Well, back again with another rant.
Not exactly a rant, but I tried to make it less of a rant.
I don’t even know what I am saying
when do I ever
Anyway, before I start rambling on about god knows whatever my mind conjures up, I’ll get on with what you actually came for here
unless you came for my rambling
Wait, where are my manners. I didnt even greet you
self centered much?
there they are
So here is a step by step guide for all you folks to ensure a happy reader™
Reasons to follow this guide include:
- You and your loved ones safety
- A book is a pretty good weapon
- Chances are its a heavy paperback or a hardcover
- Then I’m sorry I’ll attend your funeral
- Prevention of World Domination
- Because that is obviously what we’re plotting in our free time
- A book has a lot of interesting ideas to stage a murder
- and sometimes you just need someone to experiment on
- In other words just follow this for your safety
1. “It’s not real”
Now, this one is the most obvious . Like every bookworm in this universe has had first hand experience with this,
In case it hasn’t happened to you, you might have heard it in variations of
~”They’re just fictional
~”Its just a book”
“Stop crying on the floor”
Why do people who don’t read feel the need to say this. Literally WHY.

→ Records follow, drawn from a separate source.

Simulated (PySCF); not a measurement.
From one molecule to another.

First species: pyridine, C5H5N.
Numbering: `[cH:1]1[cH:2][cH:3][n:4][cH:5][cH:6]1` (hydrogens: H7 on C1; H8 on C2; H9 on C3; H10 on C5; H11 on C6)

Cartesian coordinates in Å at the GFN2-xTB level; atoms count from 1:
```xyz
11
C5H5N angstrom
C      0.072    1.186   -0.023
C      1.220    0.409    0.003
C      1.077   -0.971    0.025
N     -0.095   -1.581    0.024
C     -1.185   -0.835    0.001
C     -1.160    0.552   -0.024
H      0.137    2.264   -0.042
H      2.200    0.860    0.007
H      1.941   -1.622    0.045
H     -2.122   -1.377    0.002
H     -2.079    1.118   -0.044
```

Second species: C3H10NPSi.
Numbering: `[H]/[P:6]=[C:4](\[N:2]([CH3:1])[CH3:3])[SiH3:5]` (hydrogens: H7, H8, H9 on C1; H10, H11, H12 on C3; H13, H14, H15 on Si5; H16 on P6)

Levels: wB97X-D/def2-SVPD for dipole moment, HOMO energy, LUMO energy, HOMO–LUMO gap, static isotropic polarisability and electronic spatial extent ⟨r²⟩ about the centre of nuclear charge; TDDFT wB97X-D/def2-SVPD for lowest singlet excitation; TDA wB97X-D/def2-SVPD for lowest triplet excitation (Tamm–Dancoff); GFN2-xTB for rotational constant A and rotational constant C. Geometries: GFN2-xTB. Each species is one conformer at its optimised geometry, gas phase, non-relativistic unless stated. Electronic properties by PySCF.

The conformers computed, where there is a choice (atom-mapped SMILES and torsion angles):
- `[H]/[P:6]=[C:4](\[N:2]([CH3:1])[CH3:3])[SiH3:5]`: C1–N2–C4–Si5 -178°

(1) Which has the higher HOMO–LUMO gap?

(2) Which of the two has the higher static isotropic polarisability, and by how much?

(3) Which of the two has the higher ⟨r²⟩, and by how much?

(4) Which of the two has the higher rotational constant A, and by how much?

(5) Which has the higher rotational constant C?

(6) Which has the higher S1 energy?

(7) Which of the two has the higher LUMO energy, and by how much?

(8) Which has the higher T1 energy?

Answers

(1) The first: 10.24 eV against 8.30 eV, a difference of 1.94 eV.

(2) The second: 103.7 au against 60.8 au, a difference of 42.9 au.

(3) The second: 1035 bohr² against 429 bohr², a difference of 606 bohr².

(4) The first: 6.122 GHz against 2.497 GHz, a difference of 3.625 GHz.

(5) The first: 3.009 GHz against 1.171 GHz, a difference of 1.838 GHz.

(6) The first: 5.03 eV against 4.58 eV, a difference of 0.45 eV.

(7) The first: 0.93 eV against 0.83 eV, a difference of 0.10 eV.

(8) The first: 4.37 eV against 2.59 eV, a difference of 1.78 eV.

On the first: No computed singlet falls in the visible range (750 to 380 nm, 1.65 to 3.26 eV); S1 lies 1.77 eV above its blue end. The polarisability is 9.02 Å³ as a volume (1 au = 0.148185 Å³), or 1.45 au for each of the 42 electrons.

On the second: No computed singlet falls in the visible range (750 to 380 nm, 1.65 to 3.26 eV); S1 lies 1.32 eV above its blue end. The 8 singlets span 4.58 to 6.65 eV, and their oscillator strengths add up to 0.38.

Do they think that we don’t know that, *cough* I mean obviously its real, why wouldnt it be, the people of disbelief will burn in hell!
too much? okay.
Anyway in other words if you don’t say this then we are already almost halfway through to our goal of a happy reader™
2. “Go out more”
Now this is the actual worst, like what the hell do you care if I stay inside OR GO OUTSIDE.
When bookworms don’t go outside:
- Less people occupy space in places
- Because there are few people outside anyway
- Which helps the mood of people
- Creating a happy environment
why does this sound legit
- It also doesnt drain the bookworm out
- A not drained out bookworm= A happy reader™
- A happy reader™=
postponed world domination
Are you taking notes, because this is legit business people
3. ” You’re reading a book? Oh then you’re free/ you have time.”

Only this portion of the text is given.